Fargo School District To Spend Taxpayer Dollars Fighting School Choice, Protecting Common Core


Over at Watchdog I have an article up today about the Fargo Public School District (yes, the people who threatened to lower education quality after voters shot down property tax levy measure) vowing to lobby against school choice legislation and to protect Common Core.

I’ve written pretty extensively about how ugly the Common Core issue has become. The school choice issue could be just as ugly.

Last year during the legislative session Rep. Mark Dosch, a Republican from Bismarck, proposed legislation that would have given parents opting out of the public schools up to 25 percent of their child’s share of public school funding to take to another school of their choice.

The money would have come from an appropriation set up by the legislature, not existing school funds.

I asked Rep. Dosch, who said he’s bringing back similar legislation next year, about Fargo Public Schools vowing to fight school choice and he expressed some frustration, suggesting that the schools were more concerned with their bottom line than with sound education policy:

“I would think that a school district or anyone in the education system would be more concerned about the student and quality education,” he said. “Public education is not the only answer out there. Unfortunately, when a public school district makes comments like this it says they’re more concerned about the money attached to the kids. To heck with the kids and what’s better for the kids and the taxpayers.”

Dosch defended the quality of North Dakota’s public schools, but he said parents and students should get a choice. “Don’t get me wrong, we have a great education system in the state, but that doesn’t mean parents shouldn’t get a choice on where to send their kids to get an education,” he said.

Dosch also noted that school choice could lighten the enrollment load in some of the school districts that have seen heavy growth. Dosch says many districts are increasing property taxes to build new schools (he’s right, there’s been a bit of a spending spree after the most recent property tax buy-down from the Legislature), and that enabling parents to opt out could lessen the load.
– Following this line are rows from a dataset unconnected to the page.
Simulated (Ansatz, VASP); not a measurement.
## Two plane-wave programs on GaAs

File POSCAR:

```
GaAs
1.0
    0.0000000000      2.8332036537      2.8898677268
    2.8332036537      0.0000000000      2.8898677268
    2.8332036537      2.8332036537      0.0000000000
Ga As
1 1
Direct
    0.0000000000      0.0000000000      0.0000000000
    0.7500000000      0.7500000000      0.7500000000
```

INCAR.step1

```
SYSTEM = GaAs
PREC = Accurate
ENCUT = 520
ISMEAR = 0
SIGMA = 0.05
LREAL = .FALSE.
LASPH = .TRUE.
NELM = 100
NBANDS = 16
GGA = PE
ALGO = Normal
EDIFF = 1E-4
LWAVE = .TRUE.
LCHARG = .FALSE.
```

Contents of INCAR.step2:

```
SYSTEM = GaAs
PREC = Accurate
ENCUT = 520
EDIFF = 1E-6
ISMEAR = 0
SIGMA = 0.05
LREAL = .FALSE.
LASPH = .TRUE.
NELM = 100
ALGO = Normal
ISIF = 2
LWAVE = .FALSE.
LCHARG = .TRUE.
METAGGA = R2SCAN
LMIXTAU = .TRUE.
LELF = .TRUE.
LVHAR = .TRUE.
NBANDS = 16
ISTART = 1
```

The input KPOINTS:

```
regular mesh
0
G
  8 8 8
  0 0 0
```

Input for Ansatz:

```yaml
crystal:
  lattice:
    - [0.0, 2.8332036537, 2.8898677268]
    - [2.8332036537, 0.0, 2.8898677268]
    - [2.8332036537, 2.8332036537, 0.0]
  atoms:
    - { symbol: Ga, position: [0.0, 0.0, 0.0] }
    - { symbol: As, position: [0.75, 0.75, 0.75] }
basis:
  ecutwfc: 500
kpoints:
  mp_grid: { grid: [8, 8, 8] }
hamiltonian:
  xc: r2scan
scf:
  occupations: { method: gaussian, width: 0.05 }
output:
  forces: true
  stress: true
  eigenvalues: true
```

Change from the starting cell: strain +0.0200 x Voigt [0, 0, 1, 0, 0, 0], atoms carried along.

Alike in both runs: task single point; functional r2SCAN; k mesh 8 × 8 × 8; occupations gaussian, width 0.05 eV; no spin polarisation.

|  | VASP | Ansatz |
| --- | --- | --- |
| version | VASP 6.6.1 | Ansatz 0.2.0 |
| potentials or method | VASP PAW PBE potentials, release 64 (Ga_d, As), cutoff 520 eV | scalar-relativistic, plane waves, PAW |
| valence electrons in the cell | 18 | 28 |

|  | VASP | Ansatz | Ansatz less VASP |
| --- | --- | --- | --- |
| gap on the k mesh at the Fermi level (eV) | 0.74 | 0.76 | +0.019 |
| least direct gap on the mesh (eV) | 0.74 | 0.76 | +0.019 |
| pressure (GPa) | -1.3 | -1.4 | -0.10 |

But I suspect many school officials – who always seem to want bigger budgets, bigger buildings and bigger payrolls – don’t see that as a feature of the legislation.

Then again, education policy is supposed to be about what’s best for students and their families, not education bureaucrats.

And there’s another question here: Is it really fair that citizens who oppose policies like Common Core, and/or support policies like school choice, have to fight lobbyists funded by their own tax dollars?